There are approximately 80 jillion different wines in the world and each year, there is a new vintage of those wines. Not to mention the blends and the new arrivals and the special editions. There is no way that one single person could come even close to knowing about every single wine there is. In fact, the most that one could hope for it to know a decent-sounding fraction.
When someone has managed to accumulate their decent fraction and can safely call themselves of expert or an enthusiast or whatever makes them feel the coolest, then chances are, when they go to a restaurant, they can find at least one wine they recognize, or can make an educated guess about. But what about the rest of us schmos? How do we negotiate a restaurant wine list?
The first thing to do is to learn not to fear the wine list. Especially if it's a gigantic big binder with millions of pages and categories. Do not give in to your fear or exasperation and order the house wine. Even if it's an okay wine, you can bet that the restaurant is overcharging for it. Hopefully you'll be ordering a bottle, but if not try one of the premium wines by the glass, if the restaurant is offering.
If you're going on a really important date and are still wary of that big binder, if you're not ready to take that step yet, ask the restaurant if they allow you to bring your own. Many restaurants will, but will charge a corkage fee, meaning a fee they charge to allow you the bottle and to open and pour it for you. Don't be afraid to ask what the corkage fee is. Most of the time it's quite reasonable, depending on the fanciness of the restaurant and the price of the wines on their list. A good corkage fee is $10-25. Anything more than that is expensive, but if the restaurant is very fancy you will almost always pay a high corkage fee. In Los Angeles, the higher end is $30-50. In New York it can get up to $85. At the most expensive places, you will still be spending less than to buy a bottle at the restaurant, depending on the cost of the wine you bring yourself, and the mark-up at the restaurant. You don't want to bring a wine that is already on the wine list, though. It's very rude, so unless you know the wine list, ask the restaurant if they have the wine you want before bringing it with you.

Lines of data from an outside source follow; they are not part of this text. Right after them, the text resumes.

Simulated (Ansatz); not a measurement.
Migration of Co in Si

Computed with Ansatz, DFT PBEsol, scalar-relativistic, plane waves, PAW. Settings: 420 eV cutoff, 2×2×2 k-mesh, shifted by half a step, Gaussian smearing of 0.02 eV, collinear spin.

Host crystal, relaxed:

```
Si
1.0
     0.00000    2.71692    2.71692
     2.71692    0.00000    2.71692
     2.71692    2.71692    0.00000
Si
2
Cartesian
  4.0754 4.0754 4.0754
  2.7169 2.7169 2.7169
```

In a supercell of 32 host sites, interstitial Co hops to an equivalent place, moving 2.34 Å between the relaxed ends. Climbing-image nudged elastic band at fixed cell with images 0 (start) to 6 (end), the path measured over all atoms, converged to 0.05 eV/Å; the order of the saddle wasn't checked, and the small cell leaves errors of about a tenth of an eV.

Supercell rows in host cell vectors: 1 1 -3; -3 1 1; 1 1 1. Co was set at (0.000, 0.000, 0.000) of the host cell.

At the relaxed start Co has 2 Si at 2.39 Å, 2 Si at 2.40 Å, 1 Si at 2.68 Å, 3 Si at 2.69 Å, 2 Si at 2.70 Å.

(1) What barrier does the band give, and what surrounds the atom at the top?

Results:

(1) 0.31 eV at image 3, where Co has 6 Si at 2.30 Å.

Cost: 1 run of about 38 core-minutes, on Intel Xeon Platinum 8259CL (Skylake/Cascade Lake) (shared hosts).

So how should you choose which wine you want to drink? Well, the best case scenario is that there is a sommelier. A sommelier is a professional wine chooser. The sommelier chooses the wine that's on the menu, he or she chooses the wine that goes with tasting menus, and he or she can help you choose the wine you will drink. They are paid to do this and one hopes that they do it well. All you need to do is tell them what you are ordering and what your taste in wine is, if you know, and they should be able to select something nice.
There are some unfortunately snobby sommeliers out there. I have witnessed a sommelier explaining on an internet forum that if he thinks or knows that the customer is a wine novice, he will give them the cheap or banal stuff and not "waste" the interesting stuff on them because he thought they wouldn't know the difference anyway. I would hope that's not a usual attitude for a sommelier. A sommelier should look forward to the wine novice, because it gives them a chance to create a new wine enthusiastic by showing them something special.
If they don't have a sommelier, then asking the waiter can be a risky proposition. The waiter may not know anything about wine, or may even be asked to push a certain wine by the management.
If you have looked at all the choices and are still not sure, my "Wine for Dummies," gives a list of generally reliable wines. It would be too much to reproduce it, you'll have to get the book yourself! But to summarize in very general terms, you should order a white to go with seafood, poultry, risotto, white meat, and Asian-inspired dishes. Order red with roast chicken, spicy food (although I prefer reisling or sparkling wine with spicy food), red meat, pizza (I also like reisling with pizza). The chart breaks this down further and gives you the grape to look for with each dish.
Once you've chosen your wine, the waiter or sommelier will probably bring it out, present you with the bottle (perhaps with a flourish) and then offer you a taste. So how do you conduct yourself when this happens, without looking like a fool?
First, understand that all of this is done for a reason and there's nothing special you need to do. When the server presents the bottle to you, all they are doing is making sure they brought the correct wine for you. Check the label and make sure it is the name and vintage of wine that you ordered. If so, then give a thumbs up. Or actually, just nodding will be fine. Not everyone can be as classy as I am with the fabulous hand gestures. I don't recommend high fiving the server for their successful procurement of the wine. They're still holding the bottle and you don't want them to drop your fantastic choice of wine.
The server will then open the bottle for you. They may place the cork in front of you. This is so you can smell and look at the cork to try to get early warning if the wine may be corked or otherwise bad. Personally, I have never done this. I would feel very strange smelling and inspecting the cork, and also vaguely dirty. Something about the sniffing. In any case, you really want to taste the wine before deciding on whether it is bad or not.
If it's an older red wine, the server may decant the wine for you.
The server will pour just a small taste into your glass. This is not your pour. This is for you to take a sniff, and then take a sip and signal your approval of the bottle. You should really only cry foul at this point if you think that the wine is bad or something wrong with it, not just because you don't like it. But if you really hate it, or you're not sure whether it's bad or you just don't like the taste of it, don't be shy. Ask your friends, or tell the server how you feel. The server will either bring you a new bottle of the same (if it's bad) or allow you to choose a different wine (if it's okay, but you hate it). Once you've approved the wine, the server pours for everyone and then you're on your own. Bon appetit!